Cloud 66

Is Cloud 66 Down Right Now? Check if there is a current outage ongoing.

Cloud 66 is currently Operational

Last checked from Cloud 66's official status page

Historical record of incidents for Cloud 66

Report: "Google login issues"

Last update
investigating

Google authentication issues is having issues causing login and access issues for our systems and customers. We are investigating the impact and mitigation strategies.

Report: "Kubernetes Cluster Scale/Creation"

Last update
resolved

This incident has been resolved.

investigating

We are currently investigating this issue.

identified

The issue has been identified and a fix is being implemented.

investigating

We are aware of problems when scaling/creating Kubernetes clusters. This appears to be caused by new rate limits imposed by docker hub. The team are working on a solution.

Report: "Stuck Deployments"

Last update
resolved

This incident has now been resolved.

monitoring

We have identified the issue causing the deployments to be stuck and fixed the issue. This was caused by a database failure at our cloud provider which we are investigating and monitoring.

investigating

We are currently investigating a number of stuck deployments.

Report: "CustomConfig git access"

Last update
resolved

The CustomConfig git backend migration has been completed

investigating

Applications are able to be deployed, but the CustomConfig backend is not available for the moment.

investigating

We are aware of issues with our CustomConfig git repositories. This issue impacts direct git access to the CustomConfig git repository. Direct access to CustomConfig pages via the web dashboard and API is not affected. We are investigating the root cause of the problem.

Report: "Production Issues"

Last update
resolved

This incident has been resolved.

investigating

We are continuing to investigate this issue.

investigating

We are investigating issues affecting some production systems.

Report: "Github API Outage"

Last update
resolved

This incident has been resolved.

monitoring

Github is experiencing some API outages, deployments don't currently appear to be affected. We are monitoring (https://www.githubstatus.com/)
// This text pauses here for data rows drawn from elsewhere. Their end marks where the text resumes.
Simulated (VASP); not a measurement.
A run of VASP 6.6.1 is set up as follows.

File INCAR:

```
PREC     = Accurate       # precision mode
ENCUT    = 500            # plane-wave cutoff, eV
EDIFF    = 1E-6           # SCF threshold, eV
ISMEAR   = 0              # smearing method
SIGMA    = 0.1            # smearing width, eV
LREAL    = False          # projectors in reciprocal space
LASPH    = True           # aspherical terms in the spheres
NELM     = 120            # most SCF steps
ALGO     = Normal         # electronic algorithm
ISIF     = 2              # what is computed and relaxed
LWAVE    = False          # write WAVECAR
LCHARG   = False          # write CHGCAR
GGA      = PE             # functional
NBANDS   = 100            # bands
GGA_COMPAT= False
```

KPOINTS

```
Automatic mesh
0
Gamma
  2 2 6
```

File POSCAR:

Report: "Multiple Google Cloud services in the europe-west9 region are impacted"

Last update
resolved

Maestro installations are working as expected again

monitoring

We are waiting on Google resolutions

investigating

Due to a major outage in Google Cloud (https://status.cloud.google.com/regional/europe) - Kubernetes installations may fail on installations on servers located in the same region, regardless of the cloud, due to Kubernetes images themselves being hosted on Google Cloud

investigating

Water intrusion in a data center in europe-west9 has caused a multi-cluster failure and has led to a shutdown of multiple zones. We expect general unavailability of the europe-west9 region. There is no current ETA for recovery of operations in the europe-west9 region at this time, but it is expected to be an extended outage. Customers are advised to failover to other regions if they are impacted.

Report: "Github Not Listing Repositories"

Last update
resolved

Issue confirmed to be fixed by GitHub.

identified

The issue has been identified and a fix is being implemented and this should resolve the issue for most users. If the error is still persisting, please use the workaround provided: 1. Remove the Github installation. 2. Manually configure SSH key access to Github, please see the link below. https://help.cloud66.com/rails/how-to-guides/common-tools/access-your-code#manually-configuring-github-access

investigating

Currently, GitHub is having an issue with listing repositories while using the Cloud 66 Github app. As a workaround while this issue is ongoing. 1. Remove the Github installation. 2. Manually configure SSH key access to Github, please see the link below. https://help.cloud66.com/rails/how-to-guides/common-tools/access-your-code#manually-configuring-github-access

Report: "Subset of Buildgrid Image pushes slower than normal"

Last update
resolved

This incident has been resolved.

monitoring

The team has completed the first part of the mitigation strategy for intermittent slow Buildgrid pushes. We are now monitoring ongoing performance.

identified

Our engineering team is continuing to look into mitigations for this issue.

identified

The team is aware that some Buildgrid pushes are taking longer than normal, and are working on a mitigation strategy

Report: "Production Agent Reporting Outage"

Last update
postmortem

At approximately 07:00 UTC we started to perform a minor system quality-of-life backend update. The update had unintended consequences on an older system component which hadn’t been changed in a while. The component was to do with agent server communications, and it ended up disabled after the update. Although the same component was unaffected during testing in dev/staging and passed UAT, it turned out that there was a necessarily different configuration around rewrites in production that caused the issue. The nature of the update meant that rolling back wasn’t straightforward, so the team resolved to fix the incompatibility in-place, and as such were unable to stop the erroneous “server down” notifications that then went out. The issue was resolved approximate 1 hour later. at 08:00 UTC - after which time servers would have started to appear as “online” again. Subsequent to this outage, the difference in configuration has been added to our operations processes, such that this will not occur again. Our apologies for the inconvenience and concern that this may have created!

resolved

This incident has been resolved.

identified

The issue has been identified and a fix is being implemented.

Report: "Github outage"

Last update
resolved

This incident has been resolved.

investigating

GitHub is having an outage at this time. This may adversely affect Deployments.

Report: "Azure reporting DNS problems (affecting Ubuntu 18.04)"

Last update
resolved

This incident has been resolved.

monitoring

We are continuing to monitor this incident

identified

Azure is recommending that affected customers reboot their servers to obtain an updated DHCP lease to resolve this issue

identified

From Azure (https://status.azure.com/en-gb/status) Starting at approximately 06:00 UTC on 30 Aug 2022, a number of customers running Ubuntu 18.04 (bionic) VMs recently upgraded to systemd version 237-3ubuntu10.54 reported experiencing DNS errors when trying to access their resources. Reports of this issue are confined to this single Ubuntu version.